Sentinel-1 image count: 6

dB and linear ratio pattern

Sentinel-1 values are commonly represented in dB.

For ratios, calculate in linear scale first. Then convert the ratio back to dB if the final feature set is dB-based.

In [9]:
def add_sar_ratio_bands(img):
    vv = img.select("VV")
    vh = img.select("VH")

    ten = ee.Image.constant(10)

    vv_lin = ten.pow(vv.divide(10)).rename("VV_LIN")
    vh_lin = ten.pow(vh.divide(10)).rename("VH_LIN")

    ratio_lin = vv_lin.divide(vh_lin).rename("RATIO_LIN")
    ratio_db = ratio_lin.log10().multiply(10).rename("RATIO_DB")

    return img.addBands([vv_lin, vh_lin, ratio_lin, ratio_db])

Weekly Sentinel-1 region summary

This section extracts a small region-week table directly to pandas.

For large date ranges or many regions, use Earth Engine table exports instead of getInfo.

In [10]:
def one_week_s1_summary(date, region_feature):
    d_start = ee.Date(date)
    d_end = d_start.advance(1, "week")

    region_name = ee.String(region_feature.get("name"))
    region_geom = region_feature.geometry()

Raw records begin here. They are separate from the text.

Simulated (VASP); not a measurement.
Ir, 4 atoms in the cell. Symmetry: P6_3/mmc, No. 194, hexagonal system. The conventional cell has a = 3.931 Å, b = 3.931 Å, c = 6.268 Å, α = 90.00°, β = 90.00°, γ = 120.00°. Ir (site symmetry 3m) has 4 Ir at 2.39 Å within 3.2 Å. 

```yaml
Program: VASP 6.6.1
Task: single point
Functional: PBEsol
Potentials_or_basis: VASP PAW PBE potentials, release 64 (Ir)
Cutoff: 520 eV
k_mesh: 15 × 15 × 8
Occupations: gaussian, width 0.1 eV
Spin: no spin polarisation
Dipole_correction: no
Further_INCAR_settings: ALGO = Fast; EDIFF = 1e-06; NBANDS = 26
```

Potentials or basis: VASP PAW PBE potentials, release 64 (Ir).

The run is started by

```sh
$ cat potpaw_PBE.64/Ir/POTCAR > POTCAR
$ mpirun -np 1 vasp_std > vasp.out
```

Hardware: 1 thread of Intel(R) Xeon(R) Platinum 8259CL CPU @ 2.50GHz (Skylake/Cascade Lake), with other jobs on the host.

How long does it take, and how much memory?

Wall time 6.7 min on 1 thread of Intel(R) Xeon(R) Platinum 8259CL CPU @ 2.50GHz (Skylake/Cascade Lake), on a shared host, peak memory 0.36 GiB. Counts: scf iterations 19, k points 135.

    weekly = s1.filterDate(d_start, d_end)
    count = weekly.size()

    empty = ee.Image.constant([0, 0, 0]).rename(["VV", "VH", "RATIO_DB"]).updateMask(ee.Image(0))

    composite = ee.Image(
        ee.Algorithms.If(
            count.gt(0),
            add_sar_ratio_bands(weekly.median()).select(["VV", "VH", "RATIO_DB"]),
            empty
        )
    )

    reducer = ee.Reducer.mean().combine(
        reducer2=ee.Reducer.median(),
        sharedInputs=True
    )

    stats = composite.reduceRegion(
        reducer=reducer,
        geometry=region_geom,
        scale=10,
        bestEffort=True
    )

    stats = ee.Dictionary(stats)

    return ee.Feature(None, {
        "region": region_name,
        "week_start": d_start.format("YYYY-MM-dd"),
        "vv_mean_db": ee.Algorithms.If(stats.contains("VV_mean"), stats.get("VV_mean"), None),
        "vv_median_db": ee.Algorithms.If(stats.contains("VV_median"), stats.get("VV_median"), None),
        "vh_mean_db": ee.Algorithms.If(stats.contains("VH_mean"), stats.get("VH_mean"), None),
        "vh_median_db": ee.Algorithms.If(stats.contains("VH_median"), stats.get("VH_median"), None),
        "vv_vh_ratio_mean_db": ee.Algorithms.If(stats.contains("RATIO_DB_mean"), stats.get("RATIO_DB_mean"), None),
        "n_obs": count
    })


if EE_READY:
    region_list = region_fc.toList(region_fc.size())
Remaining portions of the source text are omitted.